Saturday, May 14

Teachers are Beautiful

I teach English to 18 girls and 2 boys under eleven. It is awesome to watch my plans hatch and grow as I instruct my receptive pupils in various adventures. I spend an hour or so everyday brainstorming how to fill their heads with English using only my small Hindi vernacular to assist me. I dramatize my stories and mime most of our vocab words, but for 'beautiful' all I need say is the name of the Hindi teacher, Usha. I was particularly amused when one child incorrectly labelled the illustration of teacher as 'beautiful' on a classroom objects test weeks later.

From Jen's class I heard another charming story. Jen and I have both been struggling to have our names pronounced correctly. She has mostly corrected locals from calling her John, but when one day she used herself as an example in a lesson, there was ferocious objection to her spelling. 'Jen' suffers from being very similar go the common last name and caste, 'Jain.' Her students were adamant that she'd spelt her own 3 (or 4) letter name wrong. After previously defending the incorrect spelling of 'tomorrow,' she had lost her spelling cred and was nearly forced to submit to this new identity. Fortunately there is one goat in town that has eerily perfected the pronunciation of Jen. The goat often tricks her into thinking someone is calling her when it  repeatedly bleats 'Jen.'    

On Saturdays all the girls come together and we teach them a special interest topic. With the diversity of English abilities, I find these the most intimidating to plan; however they have also been the most rewarding. We've learnt about phalanges and resuscitation through colorful life size tracing of our body systems and treating imaginary injuries. We've travelled through the western calendar year to celebrate Christmas, have it stolen by the Grinch, only for the Easter Bunny to return the gifts after trick-or-treating and carving a desert melon. 

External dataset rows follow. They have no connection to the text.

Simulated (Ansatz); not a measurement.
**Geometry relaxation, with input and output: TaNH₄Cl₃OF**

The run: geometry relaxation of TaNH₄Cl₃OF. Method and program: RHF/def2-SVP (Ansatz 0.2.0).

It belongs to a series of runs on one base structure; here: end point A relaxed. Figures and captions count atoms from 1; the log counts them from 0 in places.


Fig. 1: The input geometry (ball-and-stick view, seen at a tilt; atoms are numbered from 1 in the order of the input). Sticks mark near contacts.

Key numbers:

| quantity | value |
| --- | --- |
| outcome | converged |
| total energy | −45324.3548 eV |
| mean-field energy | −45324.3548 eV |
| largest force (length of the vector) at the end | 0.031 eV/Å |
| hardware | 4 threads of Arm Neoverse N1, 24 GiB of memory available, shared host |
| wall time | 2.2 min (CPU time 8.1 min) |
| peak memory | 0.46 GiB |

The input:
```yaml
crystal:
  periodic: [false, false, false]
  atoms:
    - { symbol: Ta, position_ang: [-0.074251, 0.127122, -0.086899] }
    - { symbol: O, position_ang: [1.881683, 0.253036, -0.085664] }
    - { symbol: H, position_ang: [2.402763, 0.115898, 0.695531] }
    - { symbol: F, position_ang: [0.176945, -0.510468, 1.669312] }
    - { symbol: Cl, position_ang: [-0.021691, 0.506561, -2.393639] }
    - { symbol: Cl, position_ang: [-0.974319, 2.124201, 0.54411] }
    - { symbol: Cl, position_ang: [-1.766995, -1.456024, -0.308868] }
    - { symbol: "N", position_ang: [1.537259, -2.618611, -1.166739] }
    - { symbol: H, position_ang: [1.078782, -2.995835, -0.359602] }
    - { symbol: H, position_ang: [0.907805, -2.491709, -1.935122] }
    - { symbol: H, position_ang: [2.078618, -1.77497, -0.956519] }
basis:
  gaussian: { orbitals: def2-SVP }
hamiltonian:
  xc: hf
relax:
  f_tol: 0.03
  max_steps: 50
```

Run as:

The best was the magical Sambhali Trust Talent Show that we hosted in an long room above the school. Enormous windows without glass invited sunshine into the space which we had draped in blankets and old saris. The children of all castes came together to show off traditional twirling Rajasthani dancing, recitation of Hindi poems, yoga-style push ups, and clapping the English preposition song I had made up. The highlight was a 5 year old boy, Moolchandra, leading everyone in a repeat-after-me English rendition of the 'P for peacock' alphabet; belted out from on top of the table-made-stage we placed him on.